Auctioneers put names to faces to boost value

Identifying the sitters of the past is one of the biggest drivers of value when it comes to selling traditional portraits on the secondary market.

Extracted from Antiques Trade Gazette | Gabriel Berner

Portrait of Lady Elizabeth Capel, Circle of Sir Peter Lely – £17,000 at Tennants.

At North Yorkshire saleroom Tennants (20% buyer’s premium), respectable sums were achieved for two identified aristocratic sitters in a sale on November 17.

Both 4ft x 3ft 4in (1.24 x 1.02m) oils had been catalogued as ‘circle of’ Peter Lely (1618-80), the renowned Dutch painter of the English court.

The pricier of the two portraits, overshooting a £7000-10,000 guide to sell for £17,000, depicted Elizabeth Capel.

Capel was an amateur artist and the sister of Arthur Capel (1632-93), first Earl of Essex, who rebuilt and enlarged the house and gardens of the family seat, Cassiobury Park, beginning in 1677.

The Capel family gave Lely plenty of commissions. Eight pictures by the painter hung in the library at Cassiobury Park, remaining there until 1922 when the house and its contents were sold. Among them was Lely’s painting of the sitter and her sister Mary, which is now in the Metropolitan Museum in New York.
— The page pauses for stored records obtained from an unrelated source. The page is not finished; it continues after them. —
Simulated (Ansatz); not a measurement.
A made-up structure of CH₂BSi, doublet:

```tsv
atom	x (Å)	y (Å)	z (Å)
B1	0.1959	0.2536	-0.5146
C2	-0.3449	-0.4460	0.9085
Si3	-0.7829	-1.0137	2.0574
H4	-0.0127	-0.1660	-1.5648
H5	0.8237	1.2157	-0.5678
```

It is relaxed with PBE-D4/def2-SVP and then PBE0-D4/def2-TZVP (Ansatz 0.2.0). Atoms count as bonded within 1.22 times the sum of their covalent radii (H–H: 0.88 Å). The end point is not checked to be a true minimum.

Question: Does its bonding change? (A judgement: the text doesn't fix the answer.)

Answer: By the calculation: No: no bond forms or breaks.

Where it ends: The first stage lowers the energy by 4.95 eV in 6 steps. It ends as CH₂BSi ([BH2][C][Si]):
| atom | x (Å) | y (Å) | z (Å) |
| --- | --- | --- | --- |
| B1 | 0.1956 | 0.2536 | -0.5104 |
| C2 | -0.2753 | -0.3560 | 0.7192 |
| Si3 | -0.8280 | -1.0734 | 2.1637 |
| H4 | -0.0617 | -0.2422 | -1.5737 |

The other portrait depicted Lady Diana Sidney, one of the 12 children of English diplomat and politician Robert, Second Earl of Leicester. Although little about her life is known, this attractive portrait sold towards its upper guide for £9500.

Seeman attribution

George Venables-Vernon, 1st Baron Vernon attributed to Enoch Seeman offered with a companion portrait of his first wife Mary – £7500 at Moore Allen & Innocent.

At Cirencester saleroom Moore Allen & Innocent (20% buyer’s premium) on November 23, a pair of portraits sold for £7500 were attributed to the hand of fellow Dutch painter Enoch Seeman (1694-1745), a painter at the courts of George I and II.

The portraits of George Venables-Vernon, first Baron Vernon, and his first wife Mary, daughter of Thomas Howard, sixth Baron Howard of Effingham, had been estimated at £8000-12,000.

George Venables-Vernon sat as a Member of Parliament for Lichfield and later Derby. In 1762, he was raised to the peerage as Lord Vernon, Baron of Kinderton. Mary married the politician in 1733 but died seven short years later.

The family seat was Sudbury Hall in Derbyshire, infinitely more famous today as Mr Darcy’s Pemberley in the BBC’s 1995 dramatisation of Pride and Prejudice.